Posted by Jonathan
At least if you ordered the pre-release…
My OpenBSD 4.1 CD set and T-shirts arrived today.
The lyrics and the 4.1 song (MP3 4.1MB / OGG 8.3MB) are already up.
The offical release will be at the beginning of May but you can order OpenBSD 4.1 today.
A list of changes between OpenBSD 4.0 and 4.1 can be found here. One very nice addition in my opinion is hoststated(8), a host status daemon that can be used with PF to manage load-balanced servers and remove servers from the pool if they do not serve a HTTP page or your specific monitor script fails.
This is a very interesting for people like me who use OpenBSD firewalls in front of Rails applications. With OpenBSD/PF/pfsync/hoststated you can very easily have redundant firewalls load-balance your Apaches and automatically exclude a host that is down for whatever reason.
Posted by Jonathan
I got a new toy from eBay. A nice firewall with 4 Ethernet ports, 1GHz VIA C3, 256MB RAM and 40GB HDD for 90 €. And even the case looks good.
I installed OpenBSD 3.7 on it and upgraded to STABLE by using CVS to upgrade to the tag OPENBSD_3_7 and compiling the userland and the kernel. Because the box has no CD-ROM drive I started with refreshing my PXE/NETBOOT knowledge. But then the pragmatic, lazy guy in me won and I just connected the IDE cable to another PC and installed OpenBSD through it.
I will use this box to play with CARP, pfsync and the new sasyncd.
Posted by Jonathan
Henning Brauer, OpenBSD developer and developer of OpenBGPD, commited interface groups to OpenBSDs firewall PF together with Ryan McBride.
He explained it in a mail to misc@openbsd.org:
An interface group, is, well, a group of interfaces (surprised, anyone?). Interfaces can join and leave interface groups any time, and can be member in an arbitary number of groups. The join and leave is done via ifconfig:
ifconfig sk1 group dmz
makes sk1 join the group dmz, and
ifconfig sk1 -group dmz
removes sk1 from that group again. A group is removed when it does not have any members any more and pf does not refer to it.
A rule matching an interface group will be applied to all interfaces in the group. With interface groups you can make your ruleset completely independent of your hardware and dynamically join interfaces and have rules (without reloading the ruleset) apply to them.
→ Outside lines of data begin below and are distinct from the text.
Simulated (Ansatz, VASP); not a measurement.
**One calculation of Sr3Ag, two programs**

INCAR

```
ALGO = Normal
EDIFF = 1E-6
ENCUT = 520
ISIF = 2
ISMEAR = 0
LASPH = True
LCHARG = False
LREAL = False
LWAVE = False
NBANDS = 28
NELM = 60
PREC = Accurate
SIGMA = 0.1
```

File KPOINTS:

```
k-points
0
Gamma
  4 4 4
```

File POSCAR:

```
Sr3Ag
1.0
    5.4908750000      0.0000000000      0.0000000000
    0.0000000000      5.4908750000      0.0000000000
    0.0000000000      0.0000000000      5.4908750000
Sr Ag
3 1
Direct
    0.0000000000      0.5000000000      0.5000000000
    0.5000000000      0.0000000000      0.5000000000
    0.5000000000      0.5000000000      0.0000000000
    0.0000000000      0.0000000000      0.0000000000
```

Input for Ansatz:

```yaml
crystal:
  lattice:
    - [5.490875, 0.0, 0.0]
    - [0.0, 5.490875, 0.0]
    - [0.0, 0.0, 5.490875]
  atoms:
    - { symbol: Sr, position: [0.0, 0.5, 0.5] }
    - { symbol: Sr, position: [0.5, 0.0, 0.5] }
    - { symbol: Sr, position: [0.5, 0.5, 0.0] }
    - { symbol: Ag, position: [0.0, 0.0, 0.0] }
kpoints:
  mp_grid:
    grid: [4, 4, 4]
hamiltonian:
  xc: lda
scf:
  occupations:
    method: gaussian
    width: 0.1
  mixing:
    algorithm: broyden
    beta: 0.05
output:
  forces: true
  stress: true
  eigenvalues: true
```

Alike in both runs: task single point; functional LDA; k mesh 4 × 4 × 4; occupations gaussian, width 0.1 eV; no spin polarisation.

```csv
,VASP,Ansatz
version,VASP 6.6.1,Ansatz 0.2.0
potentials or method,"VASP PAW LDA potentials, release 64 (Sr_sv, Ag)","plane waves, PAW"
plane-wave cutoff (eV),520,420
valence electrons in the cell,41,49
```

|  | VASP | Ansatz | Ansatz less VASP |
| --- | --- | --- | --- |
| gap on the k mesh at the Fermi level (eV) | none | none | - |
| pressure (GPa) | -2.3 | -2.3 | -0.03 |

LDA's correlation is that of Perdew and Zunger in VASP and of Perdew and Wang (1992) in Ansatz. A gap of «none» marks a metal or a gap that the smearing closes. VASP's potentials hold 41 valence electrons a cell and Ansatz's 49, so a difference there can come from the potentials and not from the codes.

Also dynamic IP address expansion like in (tun0) works for interface groups. If you have all interfaces facing your customers in the customer group, this works:
block in on egress from (customer:network)
egress is here a dynamically created group for all interfaces that IPv4 and IPv6 default routes points to. This is very useful for situations where the interface with the default route is changing like while using a notebook with wlan and wire. egress will expant to wi0 or e.g. sis0, always using the right interface (the one with the default route).
See Hennings mail for details of his wonderful feature. He also wrote another mail in which he describes his trip to Canada on which he coded this feature with Ryan.